Today, almost everyone who reads or listens to financial media has been made aware that the yield curve for U.S. Treasury bonds is either flat or modestly inverted. As a quick reminder to readers, a flat yield curve is where short term interest rates barely differ from long term interest rates, whereas an inverted yield curve is one where short term interest rate are higher than long term interest rates. Both flat and inverted yield curves are considered abnormal as investors usually require higher rates of return for investing money over longer periods of time.
Market commentators wonder out loud how this could adversely affect stock prices, while some economists blindly use the yield curve factor as a predictor of a future recession. I look at things differently. To me, the yield curve simply signals that monetary policy in the U.S. (the Fed Funds Overnight Interest Rate) is too tight (too high) for our predicted economic trajectory. This leads me to conclude that in order to put things back into balance, the Fed will need to lower their target rate, which in turn will likely normalize the shape of the yield curve if done both decisively and aggressively.
Over the past few months, I have expressed mostly optimism regarding equity prices. The main reason being increased monetary stimulus from the Fed, as well as the other major central banks. My personal view on the economy is that we have clearly been slowing down, but not so much that we are likely entering a recession. Of course, should the Fed stay too far behind the curve for too long, the probability of a recession increases. My base case outlook is for lower economic growth, persistently lower than expected inflation, accompanied by lower bond yields and higher stock prices.
Fear mongering garners attention in the media, sells newsletters and usually sounds smart as it tends to appear critical compared to naive sheep blindly following the herd. But maybe we have it backwards? Maybe human beings are hardwired to avoid danger and so we see the potential for future hazards (both real and imagined) behind every rock. For me, it is usually not easy remaining optimistic on markets or many other things in life for that matter. It’s a frequent internal fight which I consistently work to overcome. I am guessing I am not alone here.
For those, like myself who need a little nudge in the direction of optimism, I have compiled a short list of reasons why the U.S. stock market could continue to rise. I am actively considering the below factors into my broad analysis among others.
· The Fed through easier monetary policy is actively trying to support growth.
· President Trump, who is seeking re-election is also doing all he can to promote growth.
· Fiscal policy is expanding – The annual U.S. budget deficit is expected to be over $1 trillion.
· Nominal rates in the U.S. are around 1.5-2.0% while inflation is also around 1.5-2.0% and unlikely to deviate much. Therefore, real yields are at 0%.
· Interest rates are at historic lows which means capital allocation decisions based on low hurdle rates are in favor of risk takers.
· People in the U.S. are employed with steady to rising wages.

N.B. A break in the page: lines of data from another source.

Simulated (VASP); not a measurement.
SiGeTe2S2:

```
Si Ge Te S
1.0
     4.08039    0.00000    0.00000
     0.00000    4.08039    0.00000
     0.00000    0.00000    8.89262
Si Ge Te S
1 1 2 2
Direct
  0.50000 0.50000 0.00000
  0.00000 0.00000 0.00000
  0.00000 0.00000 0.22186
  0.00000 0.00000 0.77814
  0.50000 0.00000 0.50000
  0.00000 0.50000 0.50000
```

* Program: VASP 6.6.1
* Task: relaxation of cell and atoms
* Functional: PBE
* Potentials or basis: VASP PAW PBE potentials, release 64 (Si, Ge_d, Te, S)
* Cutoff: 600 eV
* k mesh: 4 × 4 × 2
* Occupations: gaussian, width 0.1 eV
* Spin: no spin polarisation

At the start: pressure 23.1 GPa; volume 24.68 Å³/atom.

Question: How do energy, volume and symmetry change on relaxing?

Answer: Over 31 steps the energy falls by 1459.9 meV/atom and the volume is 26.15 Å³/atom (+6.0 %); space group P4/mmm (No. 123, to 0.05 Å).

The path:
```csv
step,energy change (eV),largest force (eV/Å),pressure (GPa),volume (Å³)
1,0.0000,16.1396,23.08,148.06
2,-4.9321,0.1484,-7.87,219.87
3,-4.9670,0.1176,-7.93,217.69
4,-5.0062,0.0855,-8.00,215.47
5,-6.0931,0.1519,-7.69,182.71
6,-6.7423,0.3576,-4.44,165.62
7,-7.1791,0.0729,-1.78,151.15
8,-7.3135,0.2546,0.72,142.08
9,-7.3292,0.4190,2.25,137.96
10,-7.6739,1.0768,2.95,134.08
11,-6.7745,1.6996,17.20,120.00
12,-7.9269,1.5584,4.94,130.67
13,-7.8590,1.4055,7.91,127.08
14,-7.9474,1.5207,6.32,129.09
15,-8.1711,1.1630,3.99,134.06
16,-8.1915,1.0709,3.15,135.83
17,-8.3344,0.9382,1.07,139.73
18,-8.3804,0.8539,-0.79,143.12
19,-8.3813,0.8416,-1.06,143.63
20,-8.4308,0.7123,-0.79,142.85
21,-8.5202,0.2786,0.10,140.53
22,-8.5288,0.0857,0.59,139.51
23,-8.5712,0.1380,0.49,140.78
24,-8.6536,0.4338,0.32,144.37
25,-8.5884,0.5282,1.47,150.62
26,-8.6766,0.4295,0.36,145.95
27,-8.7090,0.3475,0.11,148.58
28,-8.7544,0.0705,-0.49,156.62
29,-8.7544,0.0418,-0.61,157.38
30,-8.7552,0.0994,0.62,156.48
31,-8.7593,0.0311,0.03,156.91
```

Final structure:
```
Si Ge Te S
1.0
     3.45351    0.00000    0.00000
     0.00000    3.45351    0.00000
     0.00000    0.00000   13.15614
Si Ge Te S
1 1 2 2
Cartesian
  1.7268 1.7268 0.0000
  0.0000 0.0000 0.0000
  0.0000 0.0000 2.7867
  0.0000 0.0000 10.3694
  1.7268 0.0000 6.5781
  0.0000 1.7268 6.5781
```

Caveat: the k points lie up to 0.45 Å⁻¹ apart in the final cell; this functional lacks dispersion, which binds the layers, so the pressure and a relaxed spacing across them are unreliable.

· According to Cumberland Advisors, the projected P/E ratio for U.S. stocks in 2020 which assumes a 6.5% gain in earnings per share from 2019, trades around 16.4 times earnings, which is very close to the 50 year average.
· Inverted Yield Curve – According the blog “Market Ear,” the U.S. stock market rises 75% of the time by an average of 8% over the subsequent six months once the 2yr vs 10yr yield curve inverts. (yes, I know not enough data points)
· The gap between the dividend yield on global equities and 10 year bond yields has now increased to 1%. So, not only is there inherent and unlimited potential upside in stock prices relative to bonds, but also the annual dividend payout for owning stocks makes them a viable alternative.
· Sentiment is negative – According to BNP Paribas Exane, U.S, equity funds have seen $150bln of outflows over the last six months – bull markets usually start, not end when sentiment is this depressed.
Update – Over the past week or so we have seen a significant back-up in yields after a monster bond market rally throughout July and August. I mostly view this as a healthy short term correction and have a hard time fundamentally making the case for persistently higher yields from here. Keep in mind on an unhedged currency basis, U.S. interest rates are significantly higher when compared to the rest of the developed world. According to NatWest Markets, Japan who knows their way around both zero and negative interest rates has recently been a large buyer of U.S. paper. Japan is one of the largest and most active investors in the U.S. bond market and produces demand from both the public and private sectors. From my experience, if Japan has wood to chop, they keep on chopping.